Daniel Craig, Tom Hanks, Jamie Lee Curtis – they and many other stars are to stand in front of the camera in Greece in the coming months. The country is luring film producers with high subsidies and help with bureaucracy.
Athens (dpa) – Greece certainly has had a starring role in films in the past. Consider “Zorba the Greek” or “Captain Corelli’s Mandolin.” Maybe the cult diving film “The Big Blue” might even ring a bell.
All of these movies, however, date back decades.
Since then, many producers have avoided filming in Greece, fearing complicated bureaucracy – and given the lack of subsidies.
A law passed in 2017 has changed all that. Greece is now enjoying a real film boom, according to the Greek Film Commission.
The state now offers subsidies of up to 40 per cent of production costs if a project involves a Greek producer.
In 2021 alone, some 18 films are being shot in Greece, according to local media reports. They involve a clutch of stars, from Daniel Craig of James Bond fame to Tom Hanks, Lea Seydoux and Jamie Lee Curtis. Director David Cronenberg of “Videodrome” fame is also filming there.
“Over the past three years, we’ve had nearly 500 requests thanks to the new law,” Venia Vergou of the National Centre of Audiovisual Media and Communication (Ekome) tells dpa.
Some 100 films have been shot since 2017, bringing more than 97 million euros (114 million dollars) to Greece in the process.
“Paying 40 per cent of production costs, we give the most support across Europe – only Malta offers that much,” she says.
Other countries only contribute some 25 to 35 per cent of the costs, according to Vergou.
The Greek film commission does not influence the form and content of films in any way, she says. Rather, the agency is “the producers’ gateway into the country” and handles a slew of bureaucratic hurdles thanks to its links to the Ministry of Culture.
It also provides support with organizational issues, any questions the filmmakers might have, as well as all other manner of concerns.
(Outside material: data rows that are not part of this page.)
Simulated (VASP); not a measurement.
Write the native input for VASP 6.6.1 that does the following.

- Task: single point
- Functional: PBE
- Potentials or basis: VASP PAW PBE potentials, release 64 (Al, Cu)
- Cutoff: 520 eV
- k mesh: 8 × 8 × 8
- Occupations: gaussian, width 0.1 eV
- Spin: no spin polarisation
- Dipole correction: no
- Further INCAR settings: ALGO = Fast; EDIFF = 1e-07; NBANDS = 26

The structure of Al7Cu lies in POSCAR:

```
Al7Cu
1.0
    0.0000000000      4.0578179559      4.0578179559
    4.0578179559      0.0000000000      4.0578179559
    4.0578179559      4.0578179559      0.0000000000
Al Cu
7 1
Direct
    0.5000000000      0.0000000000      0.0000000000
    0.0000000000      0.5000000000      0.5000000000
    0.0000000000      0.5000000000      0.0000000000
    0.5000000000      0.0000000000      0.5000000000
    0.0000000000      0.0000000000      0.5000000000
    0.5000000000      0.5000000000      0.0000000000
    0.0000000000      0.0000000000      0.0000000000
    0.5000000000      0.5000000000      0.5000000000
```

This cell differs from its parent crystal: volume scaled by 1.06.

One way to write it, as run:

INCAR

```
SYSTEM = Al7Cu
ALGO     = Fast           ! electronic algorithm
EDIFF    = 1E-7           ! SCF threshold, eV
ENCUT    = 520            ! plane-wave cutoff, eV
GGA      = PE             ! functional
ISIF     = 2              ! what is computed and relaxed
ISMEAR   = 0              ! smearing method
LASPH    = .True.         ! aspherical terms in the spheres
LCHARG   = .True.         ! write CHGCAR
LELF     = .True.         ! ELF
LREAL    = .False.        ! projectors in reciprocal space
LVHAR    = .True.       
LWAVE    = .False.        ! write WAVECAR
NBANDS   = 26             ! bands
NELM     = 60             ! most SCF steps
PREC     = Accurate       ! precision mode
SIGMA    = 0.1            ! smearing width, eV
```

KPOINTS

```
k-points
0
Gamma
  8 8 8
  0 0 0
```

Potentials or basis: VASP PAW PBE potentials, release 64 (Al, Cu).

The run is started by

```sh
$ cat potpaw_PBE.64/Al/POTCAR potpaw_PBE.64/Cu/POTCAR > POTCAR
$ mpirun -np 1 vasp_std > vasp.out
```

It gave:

As Ekome describes itself: “Ekome functions as a focal point, and at the same time, as an incubator of ideas and actions, which will allow the necessary conditions to be gradually created, so that young people can find the creative way they seek first in their country and in the international labour market.”
Bureaucracy in Greece can be vast – and often, in the past, it was compounded by a lack of political will.
Many Greeks think back bitterly to the 2016 film “Jason Bourne.”
Lead actor Matt Damon raced through Athens on screen – but the film was actually shot in Spain thanks to subsidies available there.
More painful still was “Hercules,” the 2014 film starring Dwayne Johnson about a topic that is obviously Greek – but shot in Budapest.
At the time, co-screenwriter Evan Spiliotopoulos said: “Greece didn’t make it easy for us, didn’t open doors, didn’t offer anything. So it was rejected as a filming location.”
That’s all in the past now, according to industry experts.
“The 40-per-cent discount has given the industry a real push to shoot here,” according to Greek film producer Konstantinos Kontovrakis.
Last year, he shot 70 per cent of Swedish director Ruben Ostlund’s new film “Triangle Of Sadness,” featuring Woody Harrelson, with his Greek production company.
The film commission does a great deal of important work helping with bureaucracy, Kontovrakis says, praising its extensive support.
An interested film producer just has to contact the commission, and it will take care of all the formalities, he says.
Moreover, he says, “there’s a highly advanced film infrastructure in Greece and suitable personnel, from experienced technicians to the smallest helper.”